Update
I’ve shut down the live tracker now but it was an interesting experiment. A screenshot of the app is shown below
Previous article
I’m a big fan of Python and the general improvements that have come with Python 3. While Python 3 growth has been slow it seems that with the introduction of Python 3.5, Python 3 is beginning to gain momentum due to the steady introduction of neat new features such as type hints and @ matrix multiplication.
There still seems to be a belief that Python 2 is better supported than Python 3. but Python 3 should actually by now be better supported based on a projection that more libraries will support Python 3 compared to Python 2 as of May 2016.

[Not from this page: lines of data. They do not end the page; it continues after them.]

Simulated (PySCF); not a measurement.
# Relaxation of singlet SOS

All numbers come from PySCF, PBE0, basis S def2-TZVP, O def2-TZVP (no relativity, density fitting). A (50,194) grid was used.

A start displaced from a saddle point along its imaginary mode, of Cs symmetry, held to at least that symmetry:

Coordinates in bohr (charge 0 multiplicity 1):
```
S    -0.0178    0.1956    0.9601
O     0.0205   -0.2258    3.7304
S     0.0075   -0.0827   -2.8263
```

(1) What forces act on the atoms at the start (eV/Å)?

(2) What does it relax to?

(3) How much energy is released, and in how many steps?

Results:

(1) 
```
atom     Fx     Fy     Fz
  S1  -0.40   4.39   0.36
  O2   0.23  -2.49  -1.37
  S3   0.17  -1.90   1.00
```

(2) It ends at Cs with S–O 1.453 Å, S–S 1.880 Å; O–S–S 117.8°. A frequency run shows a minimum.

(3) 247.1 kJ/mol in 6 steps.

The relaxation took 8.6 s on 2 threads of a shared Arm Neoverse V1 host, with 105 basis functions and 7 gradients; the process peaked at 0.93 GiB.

Given this I thought it would be useful to crunch on the proportion of Python 3 vs Python 2 package downloads again. A number of people have done this in the past but I thought that it would be neat to have some sort of live tracker to get a daily update on Python 3.
As stated before, there is a lag in these results because of the large quantity of legacy Python 2 software that is still being used on a day to day basis. So the picture of Python 3 based on what is currently being developed now is likely to be more positive than these numbers.
Nevertheless, I thought it would be interesting to create a live tracker that updates daily giving the proportion of Python 3 downloads of a number of key packages from PyPi. I wanted a data science focus so I made a fairly arbitrary choice of 6 packages that I used a lot: numpy, scipy, scikit-learn, scikit-image, pandas and theano.
Results
The results are based on the PyPi bigquery database which stores information on every download. This query extracted and collated any download of the above 6 packages using pip with either version 2 or 3 on a daily basis.
Results are based on data from this year – the data available – so the results will get more interesting as more data becomes available. This live graph updates daily.
Based on these packages, while Python 3 only seems to make up 20% of the downloads, from June there seems to be a steady trend upwards. I expect that this will accelerate in the next year or two as projects begin to drop Python 2.
A large proportion of these downloads might be due to legacy software and the number of new projects being developed in Python 3 is probably much higher than this proportion. Nevertheless, this is probably a fairly good indicator of the state of general python use for scientific applications. Hopefully growing fast in future!
Disclaimer: To the best of my knowledge this is correct. But it was my first time using various tools such as BigQuery so I will need to triple check the queries.
App creation
A few details on the steps to create this live pytracker app:
- Python and SQL script to query the-psf:pypi daily download dataset and extract Python 3 and 2 download statistics for the 6 packages of interest
- Store daily results in a mySQL database and calculate daily package proportions into a new table
- Python FLASK app to query the mySQL table and serve a Bokeh plot of the current data. App sits on a small VPS Server.